A Case of Library Envy
Science and Engineering Library | Columbia University | New York
Architect: Rafael Moneo Vallés Arquitecto
Columbia University’s new Science and Engineering Library (SEL) is the latest take on how libraries support science research and learning. Housed in a new state-of-the-art high-rise interdisciplinary laboratory building built over an existing ground-level gymnasium, this project required no additional footprint to accomplish its space goals.
One of the many reasons why this LEED Gold–certified project is unique and noteworthy is the building’s location, which serves as a portal to the university’s expansion into West Harlem, as well as access to a popular café. But it’s the SEL itself—Pritzker Prize–winning architect José Rafael Moneo’s bridge-like steel structure—that is the magnet for students. The space, occupying two double-height floors and a half-floor mezzanine complete with great views of the campus and city, has become so popular that some campus blog posts by science and engineering undergrads request that only science and engineering students use this library. Davis Brody Bond Aedas was the associate architect.
Carefully conceived to foster innovation when it comes to advanced technologies, the Digital Science Center, contained within the SEL, is Columbia University Libraries’ fulfillment of its vision to redefine library space for the 21st century. It offers over 50 high-end workstations, an array of advanced peripherals like 3-D mice, over six-dozen specialized applications for scientific analysis, plus live in-person and virtual research support and consulting for emerging technologies.
The SEL boasts over 345 seats, plenty of collaborative spaces like booths and study rooms, presentation practice spaces, and traditional print materials.
The end result is that the SEL, by creating energizing, smart, and collaborative spaces, has lured researchers out of their offices and into the library, created “library envy” in the nonscience population, and is a case study in the shift of libraries as suppliers of print to providers and facilitators of tools and expertise designed to accomplish research and learning.
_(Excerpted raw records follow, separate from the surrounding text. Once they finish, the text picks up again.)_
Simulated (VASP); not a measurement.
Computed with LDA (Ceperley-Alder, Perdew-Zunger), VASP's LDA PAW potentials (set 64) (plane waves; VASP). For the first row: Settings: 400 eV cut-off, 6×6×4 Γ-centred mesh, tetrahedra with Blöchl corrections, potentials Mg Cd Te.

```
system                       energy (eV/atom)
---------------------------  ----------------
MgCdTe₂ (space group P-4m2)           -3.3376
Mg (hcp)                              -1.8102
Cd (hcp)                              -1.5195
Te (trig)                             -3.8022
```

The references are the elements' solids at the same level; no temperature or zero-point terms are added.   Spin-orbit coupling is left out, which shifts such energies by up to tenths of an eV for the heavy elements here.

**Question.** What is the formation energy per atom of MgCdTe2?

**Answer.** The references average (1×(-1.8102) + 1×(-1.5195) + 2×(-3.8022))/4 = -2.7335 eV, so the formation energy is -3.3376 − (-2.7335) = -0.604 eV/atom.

Progressing Toward Solitude
University of Arizona Poetry Center | University of Arizona | Tucson
Architect: Line and Space, LLC
The University of Arizona Poetry Center has a long past. Dating back to the 1960s and its humble beginnings in a small cottage, it made history in 2007 when the university opened it as the first building on an academic campus devoted solely to advancing and promoting poetry and literature. Over 18,000 square feet houses a 70,000-plus item noncirculating collection plus myriad spaces and places for experiencing poetry.
Sited on the edge of a campus that sits proudly in the Sonoran Desert, the Poetry Center is designed to be water-wise, energy thrifty, and solar shading. A poet-in-residence apartment can be naturally ventilated and offers living, writing, and research space within steps of the center’s collection of contemporary poetry.
Like many “centers of,” this one has diverse stakeholders including university students and faculty, researchers, poets, community members, and poetry lovers everywhere. Many helped in planning the building through a series of programming workshops during which a dissonance of active and quiet space needs emerged. The architect carefully crafted a solution that made everyone happy by creating a building that “progressed toward solitude.”
A munificent but delightfully spare building, the Poetry Center offers a distinguished reading series open to the public, academic support, community workshops, in-residence experiences for visiting writers, and special exhibits and cultural events. Comprehensive collection management, developed by Poetry Center staff and librarians along with the architect, was designed to control carefully the growth of the center’s distinguished collection with annual review of items reaching the midpoint in their life expectancy.
The Poetry Center’s architecture, with its modernist self shining through the angled glass wall and metal-sheathed roof lines at the entrance, is a major departure from the campus norm yet unflinchingly harmonizes with poetry’s innate equilibrium of opposites. Never has there been so much needed attention brought to bear on verse.